The Food Column: Jam Yourself Out of a Rut

0
519
Tejocotes.jpg

I really like to eat, but sometimes get stuck in a rut, eating the same things time and time again. And even though it’s all delicious and amazing, I’ll want something different every once in a while. So, I’ve started a quest for an unknown something different, something you can’t necessarily find at the corner market or even a farmers market.  Below are two “somethings different.”

Recently, my dad gave my vegan husband Jeff an extremely large—10 pound!—spikey jackfruit. But really, there’s nothing unusual there, as all jackfruits are extremely large and spikey. It was even nicely wrapped and ribboned, and was a thoughtful gift as they enjoy discussing different ways of preparing it. But unknown to my dad, only young jackfruit is used for cooking savory dishes; sad for him but lucky for us, the one he gave Jeff was ripe, fragrant and ready to eat. But one can only eat so much of the sweet, slimy, floral-tasting fruit, so, what else to do with it? Why, make jam, of course! So, Jeff butchered it. He cut it in half, removed the sections and seeds (which, if kept, could have been cooked and eaten), boiled it to a pulp, added a little lemon juice and apple cider vinegar to balance out the overwhelming sweetness of it, and a little sugar jarred it, and, voilà: jam! But don’t think it was all fun, because let me tell you, that thing stank up the entire house, and not just the inside, but the front and back yard, too! The scent of dirty locker room socks and stinky, dirty, musky man lasted for days in the house and wasn’t very pleasant. Luckily, the jam tasted great! It was very tropical-fruity with candy/musky undertones. We had it on toast with sunflower seed butter and cinnamon. 

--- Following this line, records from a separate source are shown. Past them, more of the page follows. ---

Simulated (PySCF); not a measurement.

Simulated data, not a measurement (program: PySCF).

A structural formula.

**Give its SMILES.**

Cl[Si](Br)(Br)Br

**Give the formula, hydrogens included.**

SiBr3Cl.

The next something was discovered at our favorite swap meet at Alpine Village. Among tools, clothing, boxes of junk and treasures, a vendor was selling little apple-shaped fruits that smelled like guavas but weren’t. The box was labeled Tejocotes, aka Mexican hawthorn. Importation is banded in the USA and, formally, only available on the black market, but they are now grown in the U.S. and can be found during fall and winter months at specialty Mexican markets or the Alpine Village swap meet. I tried one raw; it’s firm, a little sweet-tart but, according to our Google search, would be better cooked, so cook Jeff did. He peeled, deseeded, chopped and boiled, mashing them up before adding water, vanilla, a squeeze of lemon and a touch of sugar and, voilà again, jam! Or, in this case, paste. Tejocotes contain high amounts of pectin; therefore, it sets up quickly. The cooking aroma is also nice, just a pleasant, candy fruitiness. And the taste? Sweet and candy like, with overtones of bubble gum; again, we liked it on toast with sunflower seed butter (which has a milder flavor than almond or peanut butter and balances out the sweetness perfectly). I recommend both fruits and jams!